What is the point of this ad? Warren Buffett, one of the world's greatest executives, talks about the importance of focusing on the operations of a business rather than the stock price. And yet, Skechers appears to be promoting their stock through an advertisement that has almost nothing to do with selling sneakers.

But hey, maybe this is a bullish sign. To advertise their stock that prominently during a a baseball game, the management must have a lot of faith in it, right?

Well no. If you take a look at the recent insider trading, you can see there is perhaps an argument for why management might be focusing now on the stock price:

On March 30th, CEO Robert Greenberg sold 44,900 shares for $1,526,151.

On March 29th, CEO Robert Greenberg sold 37,400 shares for $1,280,950.

On March 26th, CEO Robert Greenberg sold 44,100 shares for $1,548,351.

On March 23rd, CEO Robert Greenberg sold 50,000 shares for $1,775,000.

On March 22nd, CEO Robert Greenberg sold 250,000 shares for $8,820,000.

On March 21st, CEO Robert Greenberg sold 100,000 shares for $3,510,000.

I could keep going back to December, when he sold $20 million worth of stock, but I don't want to bore you. I also don't know when these ads started running. But, unless they are brand new, there is a chance that Skechers was airing ads advertising its stock while the company's CEO was selling shares like they were going out of style, much like Robert Greenberg's first big hit, L.A. Gear, went out of style in the early 1990's. In 2003, Fortune Magazine wrote about the performance of L.A. Gear:

Started in 1983 by a former hairstylist and wig importer named Robert Greenberg... L.A. Gear began selling aerobics shoes just as the exercise fad took off. By 1990 it was doing $820 million in sales... L.A. Gear's stock, which started trading at $3 in 1986, made it up to $50 in 1990. Yet it all came undone almost as quickly. The aerobics trend died out, and Greenberg couldn't come up with another hot-selling product. Facing a cash crunch, L.A. Gear posted one bad quarter after another. A low point came in December 1990, when a Marquette University basketball player stumbled to the floor--on national television--after one of his L.A. Gear high-tops fell apart. In a bid to save his company, Greenberg sold part of it to outsiders, who turned around and forced him out. After limping along for another six years, L.A. Gear finally declared bankruptcy in 1998.

So Greenberg's last big success didn't end in success (and resulted in class-action lawsuit against the company accusing management of violating federal securities laws by issuing false, favorable public statements designed to pump up the price of its stock.).
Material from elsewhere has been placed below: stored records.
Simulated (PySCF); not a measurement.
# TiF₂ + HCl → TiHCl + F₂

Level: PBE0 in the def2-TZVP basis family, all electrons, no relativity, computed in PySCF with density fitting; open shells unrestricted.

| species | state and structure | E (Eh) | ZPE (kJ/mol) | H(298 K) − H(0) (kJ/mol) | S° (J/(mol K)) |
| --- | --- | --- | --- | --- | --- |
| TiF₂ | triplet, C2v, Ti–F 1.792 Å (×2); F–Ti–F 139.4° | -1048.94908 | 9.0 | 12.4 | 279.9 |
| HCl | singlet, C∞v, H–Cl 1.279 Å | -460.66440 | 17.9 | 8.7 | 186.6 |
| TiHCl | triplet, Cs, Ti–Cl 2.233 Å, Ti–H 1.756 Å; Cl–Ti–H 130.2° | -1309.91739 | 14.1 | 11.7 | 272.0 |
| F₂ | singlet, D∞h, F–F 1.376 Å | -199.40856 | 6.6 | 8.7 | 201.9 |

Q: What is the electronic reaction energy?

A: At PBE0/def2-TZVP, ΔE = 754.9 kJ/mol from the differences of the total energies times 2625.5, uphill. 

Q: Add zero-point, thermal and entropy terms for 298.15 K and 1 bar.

While Skechers shareholders have been rewarded handsomely these past few years, if Greenberg's selling is any indication, the party could end soon. And if you are a shareholder of SKX, I think you need to ask yourself these questions:

  • Is it ethical for the company to be promoting its stock through a television ad campaign while the company's founder and CEO is dumping tens of millions of dollars worth of stock?
  • If Greenberg really does believe his company's shares are so undervalued that he should let millions of people know about the opportunity on television, why is he selling?
  • As Warren Buffett has said, "Look at market fluctuations as your friend rather than your enemy; profit from folly rather than participate in it." If the company's stock is undervalued, why doesn't the company repurchase shares? Why doesn't Greenberg buy shares?

When evaluating potential investments, investors have to look at all the information and ask themselves "Does it make sense?" If it doesn't, it's probably an investment to avoid. And in the case of Skechers, there is a lot that doesn't seem to me to make much sense.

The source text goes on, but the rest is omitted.